• Tropical Storm Chalane made landfall in Madagascar on 27 December, bringing heavy wind and rains, but limited damage, according to preliminary reports.
• Chalane weakened to a Tropical Depression as it crossed Madagascar and left from its western coast in the morning of 28 December. It is now in the Mozambique Channel.
• Predictions indicate that Chalane could strengthen before it makes landfall in Mozambique.
• The weather system could subsequently move towards Zimbabwe and Botswana.

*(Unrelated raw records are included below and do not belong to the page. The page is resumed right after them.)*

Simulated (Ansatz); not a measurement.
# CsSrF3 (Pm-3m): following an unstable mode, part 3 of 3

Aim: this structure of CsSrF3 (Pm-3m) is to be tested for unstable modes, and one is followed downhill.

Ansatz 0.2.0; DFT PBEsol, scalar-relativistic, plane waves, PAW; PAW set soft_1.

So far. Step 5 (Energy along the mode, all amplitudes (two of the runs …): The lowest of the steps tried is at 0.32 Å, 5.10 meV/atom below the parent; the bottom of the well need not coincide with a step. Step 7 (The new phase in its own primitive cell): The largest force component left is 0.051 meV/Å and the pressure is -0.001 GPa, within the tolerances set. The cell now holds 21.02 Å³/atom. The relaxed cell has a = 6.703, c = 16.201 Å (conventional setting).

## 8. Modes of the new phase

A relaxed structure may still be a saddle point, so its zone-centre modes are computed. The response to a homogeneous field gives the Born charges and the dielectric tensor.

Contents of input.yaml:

Tropical Storm Chalane, which formed last week in the Indian Ocean, made landfall in Fenoarivo Atsinanana (Fénérive Est in French) District, Madagascar, on 27 December with maximum wind gusts of between 40 and 50 km/h. Chalane weakened to a Tropical Depression after landfall and continued south-west over the country with a decreased wind speed of 20 km/h and heavy rains.
According to preliminary reports, the storm caused some isolated flooding and damage to electricity poles, but no significant damage. As of 28 December, Chalane has left the island nation from the west coast, near Morondava District. Heavy rains are expected to continue in Madagascar during the day.
Although weakening as it crossed Madagascar, Chalane is expected to pick up speed as it moves over the Mozambique Channel. Some predictions, including the Global Disaster Alert and Coordination System, indicate that it could become a Tropical Cyclone with a speed of 120 km/h, while others indicate that it is likely to remain a Tropical Storm.
The storm is projected to impact central Mozambique on 30 December, according to Mozambique’s National Institute of Meteorology (INAM). It is projected to make landfall in the province of Sofala—which was struck by Cyclone Idai nearly two years ago—between the districts of Muanza and Machanga, and could bring heavy rains across the provinces of Sofala, Manica, Zambezia and Inhambane. Mozambique’s President Filipe Nyusi warned on 27 December, in a post on Facebook, that the tropical storm could affect four million Mozambicans in the central provinces as the warmth of the surface waters in the Mozambique Channel is predicted to strengthen the storm. He urged people living in at-risk areas to evacuate, since the storm is likely to bring floods.
After making landfall in Mozambique, the storm could proceed towards Zimbabwe and subsequently Botswana. In Zimbabwe, Chimanimani and Chipinge districts—which were hardest-hit by Cyclone Idai—remain most at-risk according to current predictions. Malawi is no longer projected to be directly impacted, due to the southwards change in the storm’s predicted trajectory.